Probate property is controlled by your will. Non- probate property is not controlled by your will. Therefore, unless you coordinate the ownership of your property with the provisions of your will, your will may not work the way you intended.
Joint property is the most common form of non-probate property. Normally it will pass to the surviving joint owner, regardless of the terms of your will. Joint property can cause problems:
Example: Widow's will leaves her estate equally to her two children. But because of concerns about her own health, widow has placed her bank accounts in joint name with her daughter, who lives nearby. At widow's death, these accounts will normally go to daughter, giving her an unequal share. Daughter may refuse to share them, feeling that she earned them by living nearby and helping her mother. Distant son may choose to fight about it, in court or within the family. (Widow should have given daughter a power of attorney for use in case of illness.)
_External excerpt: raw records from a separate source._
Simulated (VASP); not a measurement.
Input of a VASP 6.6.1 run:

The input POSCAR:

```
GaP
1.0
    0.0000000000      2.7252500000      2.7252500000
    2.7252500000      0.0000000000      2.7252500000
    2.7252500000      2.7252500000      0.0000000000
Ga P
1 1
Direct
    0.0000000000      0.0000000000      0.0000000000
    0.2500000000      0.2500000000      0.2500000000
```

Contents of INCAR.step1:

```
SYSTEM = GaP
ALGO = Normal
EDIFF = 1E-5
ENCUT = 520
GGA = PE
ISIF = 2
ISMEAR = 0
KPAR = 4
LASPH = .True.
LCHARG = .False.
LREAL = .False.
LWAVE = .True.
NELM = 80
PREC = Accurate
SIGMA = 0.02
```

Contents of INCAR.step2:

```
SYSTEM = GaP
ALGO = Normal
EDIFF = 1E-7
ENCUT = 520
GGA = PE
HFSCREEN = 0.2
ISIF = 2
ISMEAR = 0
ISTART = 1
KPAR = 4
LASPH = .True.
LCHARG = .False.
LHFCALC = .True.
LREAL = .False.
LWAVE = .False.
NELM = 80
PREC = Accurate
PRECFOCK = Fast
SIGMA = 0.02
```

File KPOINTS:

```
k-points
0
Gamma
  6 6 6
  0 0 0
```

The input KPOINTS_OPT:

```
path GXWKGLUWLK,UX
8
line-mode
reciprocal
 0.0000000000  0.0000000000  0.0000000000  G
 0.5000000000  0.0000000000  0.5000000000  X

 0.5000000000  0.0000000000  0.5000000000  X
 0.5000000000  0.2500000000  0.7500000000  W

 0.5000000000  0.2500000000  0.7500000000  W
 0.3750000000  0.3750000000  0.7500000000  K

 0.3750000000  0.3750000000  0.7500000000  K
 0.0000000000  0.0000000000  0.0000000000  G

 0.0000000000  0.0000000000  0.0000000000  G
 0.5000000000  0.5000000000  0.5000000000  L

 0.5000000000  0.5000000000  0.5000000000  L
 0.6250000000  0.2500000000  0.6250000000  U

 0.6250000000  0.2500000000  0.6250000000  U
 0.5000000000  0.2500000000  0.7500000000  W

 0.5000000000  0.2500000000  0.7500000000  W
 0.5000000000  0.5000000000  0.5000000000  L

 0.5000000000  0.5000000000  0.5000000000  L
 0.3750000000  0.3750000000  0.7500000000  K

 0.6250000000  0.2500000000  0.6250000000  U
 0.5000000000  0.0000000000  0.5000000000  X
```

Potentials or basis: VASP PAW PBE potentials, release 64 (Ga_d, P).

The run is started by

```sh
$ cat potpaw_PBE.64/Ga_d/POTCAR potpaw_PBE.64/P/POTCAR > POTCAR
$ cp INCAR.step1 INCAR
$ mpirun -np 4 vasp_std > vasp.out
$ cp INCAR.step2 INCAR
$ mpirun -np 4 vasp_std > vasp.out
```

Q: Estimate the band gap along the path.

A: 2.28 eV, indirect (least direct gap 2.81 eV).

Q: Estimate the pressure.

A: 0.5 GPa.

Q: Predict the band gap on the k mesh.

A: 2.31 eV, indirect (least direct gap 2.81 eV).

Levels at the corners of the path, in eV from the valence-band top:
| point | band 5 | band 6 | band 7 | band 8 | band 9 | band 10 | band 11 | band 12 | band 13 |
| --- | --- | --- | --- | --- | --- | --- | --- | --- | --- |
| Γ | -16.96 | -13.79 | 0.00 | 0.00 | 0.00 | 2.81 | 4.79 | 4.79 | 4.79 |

Life insurance is another common form of non-probate property. Proceeds are paid, according to contract, to the designated beneficiary, regardless of what your will says. Here again, problems can arise:
Example: Husband's will creates a "credit trust", to be funded with $650,000.00,(1) which will provide income to Wife, but which will not be subject to federal estate tax at her later death. This $650,000.00 in trust is also free of tax in Husband's estate because of the unified credit against the federal estate tax. Thus this $650,000.00 is intended to pass to the children untaxed. However, Husband neglects to designate "my estate" as beneficiary of his life insurance. At his death, his assets consist of the $450,000.00 residence in joint name, the $1,000,000.00 life insurance payable to Wife, and miscellaneous tangible assets. All goes to Wife. Feeling insecure after loss of her spouse (the normal reaction), she refuses to disclaim any of the insurance, and the chance to put $650,000.00 in trust is lost. At her later death, the unnecessary tax on the $650,000.00 will be $258,500.00 to $357,500.00,(2) depending on the size of her estate.
We have seen and experienced situations like these. In these cases the time and money spent writing the will was wasted because property was not titled properly, or beneficiary designation was overlooked.
Other forms of non-probate property include pension, profit sharing and IRAs. Like life insurance, they will pass to a designated beneficiary. If there is none, they may be paid to spouse or to the estate of the decedent, depending upon the terms of the plan and local law. (Note: spouses have statutory rights in qualified retirement plans, and must consent to being omitted as beneficiary.)
Trusts are also non-probate property. Frequently trusts are substitutes for wills, so that the overall estate plan is followed. However, your taxable estate may include a trust created for your benefit by someone else (parent, spouse). In this case it is particularly important to coordinate your estate plan with the terms of the trust. We have also seen forgotten life insurance trusts, created by the decedent, at variance with his final estate plan.
Estate planning often involves more than just writing a will. You must consider the nature of your property, its title, contractual provisions, the amount, and potential taxes.
1. This figure is being increased, and will reach $1,000,000 by year 2006. Regardless of the figure, the concept remains the same.
2. As the "credit shelter amount" or "exemption equivalent" increases to $1,000,000, the potential tax savings will increase to as much as $550,000.